While teaching about shard allocation awareness and forced shard allocation awareness (Elasticsearch Engineer II course), one of the students made a typo in his request to configure forced shard allocation awareness which broke the Elasticsearch cluster. I could not properly clean up things, only found a workaround to make the cluster operational again.
What happened?
- Start up a 4-node cluster, in which
- node1 & node2 are tagged with attribute
my_rack
with valuerack1
, and - node3 & node4 are tagged with attribute
my_rack
with valuerack2
, - all but node4 are master-eligible
- Configure Shard allocation awareness - still all fine
PUT _cluster/settings
{
"transient": {
"cluster": {
"routing": {
"allocation.awareness.attributes": "my_rack"
}
}
}
}
-
Shut down node3 & node4 and get the shards reallocated
-
Now configure forced shard allocation awareness with the following command:
PUT _cluster/settings
{
"persistent": {
"cluster": {
"routing": {
"allocation.awareness.attributes": "my_rack",
"allocation.awareness.force.my_rack_values": "rack1,rack2"
}
}
}
}
Notre the typo: the student accidentally typed an underscore (instead of a dot) to separate attribute name my_rack
and the values
keyword. While the request passes through it will render the cluster non-functional. nodes seem to quit and no longer being able to join because of the seeting not containing an expected ".".

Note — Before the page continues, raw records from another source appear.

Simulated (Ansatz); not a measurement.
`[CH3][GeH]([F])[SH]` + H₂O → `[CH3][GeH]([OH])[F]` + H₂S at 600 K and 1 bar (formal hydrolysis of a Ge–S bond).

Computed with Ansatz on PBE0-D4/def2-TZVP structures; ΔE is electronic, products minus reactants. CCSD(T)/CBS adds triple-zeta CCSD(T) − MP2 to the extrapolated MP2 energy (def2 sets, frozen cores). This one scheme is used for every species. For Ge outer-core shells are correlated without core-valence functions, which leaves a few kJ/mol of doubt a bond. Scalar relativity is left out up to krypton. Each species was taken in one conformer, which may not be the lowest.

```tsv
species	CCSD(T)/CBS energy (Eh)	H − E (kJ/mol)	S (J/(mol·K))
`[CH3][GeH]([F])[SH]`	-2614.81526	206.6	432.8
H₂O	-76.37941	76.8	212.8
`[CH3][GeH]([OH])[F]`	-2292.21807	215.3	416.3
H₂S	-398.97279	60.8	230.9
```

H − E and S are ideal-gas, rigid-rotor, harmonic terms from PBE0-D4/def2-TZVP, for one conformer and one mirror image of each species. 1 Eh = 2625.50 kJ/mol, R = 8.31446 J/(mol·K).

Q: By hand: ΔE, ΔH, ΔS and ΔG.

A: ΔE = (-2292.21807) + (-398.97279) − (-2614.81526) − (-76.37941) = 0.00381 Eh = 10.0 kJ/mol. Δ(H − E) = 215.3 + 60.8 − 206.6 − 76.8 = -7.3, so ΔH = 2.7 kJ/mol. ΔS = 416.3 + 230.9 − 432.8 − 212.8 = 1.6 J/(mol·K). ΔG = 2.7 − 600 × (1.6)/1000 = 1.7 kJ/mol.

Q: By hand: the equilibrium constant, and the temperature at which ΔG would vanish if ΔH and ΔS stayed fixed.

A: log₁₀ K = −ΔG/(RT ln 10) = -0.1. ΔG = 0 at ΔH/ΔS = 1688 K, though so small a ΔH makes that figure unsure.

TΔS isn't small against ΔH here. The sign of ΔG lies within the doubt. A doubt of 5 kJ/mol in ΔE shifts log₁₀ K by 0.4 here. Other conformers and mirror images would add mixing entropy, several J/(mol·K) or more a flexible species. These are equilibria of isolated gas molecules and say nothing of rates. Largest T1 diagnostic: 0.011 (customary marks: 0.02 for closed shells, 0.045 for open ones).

As a workaround I stopped all nodes, added a the second attribute my_rack_values
and also put the shard allocation awareness configuration using this bogus attribute name into the yml-file. This allowed to start up again all nodes, making the cluster operational again, no longer constantly throwing exceptions that nodes cannot join and there is no master node. Obvisouly with a wrong, unwanted attribute name.
After the succesfull startup I tried to change again the shard allocation awareness configuration to the proper attribute name, but it seems that the values for forced shard allocation awareness just get added, not replaced. Initially everything worked, but when shutting down the nodes, commenting out the bogus attribute name and shard allocation rules, again the nodes would not properly start up.
I tried to reset forced shard allocation awareness by setting the property to null
, but I haven't managed to come up with a correct syntax that would have allowed me doing so. in the end I was not able to clean up / recover from this bogus statement:
"cluster.routing.allocation.awareness.force.my_rack_values": "rack1,rack2"
This happened with Elasticsearch 7.8.1. Any ideas how to get such a "type" fixed? I was a bit surprised to see how fatal such a typo can be...